Sunday, February 13, 2011

Love on a Binder

Psa 63:1-8 NLT - [1] A psalm of David, regarding a time when David was in the wilderness of Judah. O God, you are my God; I earnestly search for you. My soul thirsts for you; my whole body longs for you in this parched and weary land where there is no water. [2] I have seen you in your sanctuary and gazed upon your power and glory. [3] Your unfailing love is better to me than life itself; how I praise you! [4] I will honor you as long as I live, lifting up my hands to you in prayer. [5] You satisfy me more than the richest of foods. I will praise you with songs of joy. [6] I lie awake thinking of you, meditating on you through the night. [7] I think how much you have helped me; I sing for joy in the shadow of your protecting wings. [8] I follow close behind you; your strong right hand holds me securely.

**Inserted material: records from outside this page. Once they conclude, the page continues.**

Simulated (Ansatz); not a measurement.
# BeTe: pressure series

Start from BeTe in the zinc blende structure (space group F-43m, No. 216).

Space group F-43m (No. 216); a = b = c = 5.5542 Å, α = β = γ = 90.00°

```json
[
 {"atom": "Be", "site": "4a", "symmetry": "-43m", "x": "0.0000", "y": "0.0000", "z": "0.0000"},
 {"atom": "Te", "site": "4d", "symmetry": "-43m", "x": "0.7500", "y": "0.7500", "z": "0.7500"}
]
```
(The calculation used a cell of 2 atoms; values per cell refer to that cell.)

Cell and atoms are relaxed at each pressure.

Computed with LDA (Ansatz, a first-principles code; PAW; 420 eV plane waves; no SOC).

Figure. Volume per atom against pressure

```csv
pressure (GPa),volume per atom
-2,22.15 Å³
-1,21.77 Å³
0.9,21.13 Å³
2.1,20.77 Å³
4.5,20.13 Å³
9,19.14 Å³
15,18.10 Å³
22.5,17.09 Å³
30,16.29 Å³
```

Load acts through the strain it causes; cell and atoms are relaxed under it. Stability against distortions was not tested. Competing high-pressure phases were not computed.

I once heard someone discussing a sermon they heard which underscored the point that the love we have for God ought to possess the same sort of giddiness and passion of a schoolboy/girl crush. I thought about this a bit. Middle school girls often scribble the name of their beloved onto binders, daydreaming of being with the one they want to be with. It is not often love, merely infatuation, but the passion is nonetheless a property which is bound to both love and infatuation. With infatuation it is merely a passing state. With love, it is a powerful bonding relationship.

King David’s writing of Psalm 63 reflects such an attitude of romanticism. His love for God is so strong that his “soul thirsts for him; his whole body longs for him.” The love of God is so strong to him that “God’s unfailing love is better to him than life itself.” Now, I know not many men who would wish the love of God more than he wishes his life. At least, not completely. There are many men working to such a state, but very few of us, I should think, have reached the composure of Saint Paul: “I desire to depart and be with Christ, which is better by far” (Phil. 1.23b). And yet that is how great the greatness of God is. It kept the psalmist up at night. He “lies awake thinking of God, meditating on him through the night.” Such a man desires God more than he desires bread or even physical life itself. Oh, that we may have such a love!

Oh, that our passion of God would be such that we are enveloped in an eternal infatuation and love with our Lord Jesus Christ. That we would wish to write His name a thousand times a day for a thousand ages because we love Him so much! Let us love God to the fullest extent. He desires it of us. He wants you to run into His arms. He wants you to be obsessed with Him. He is life itself: “For to me, to live is Christ and to die is gain (Phil. 1.21).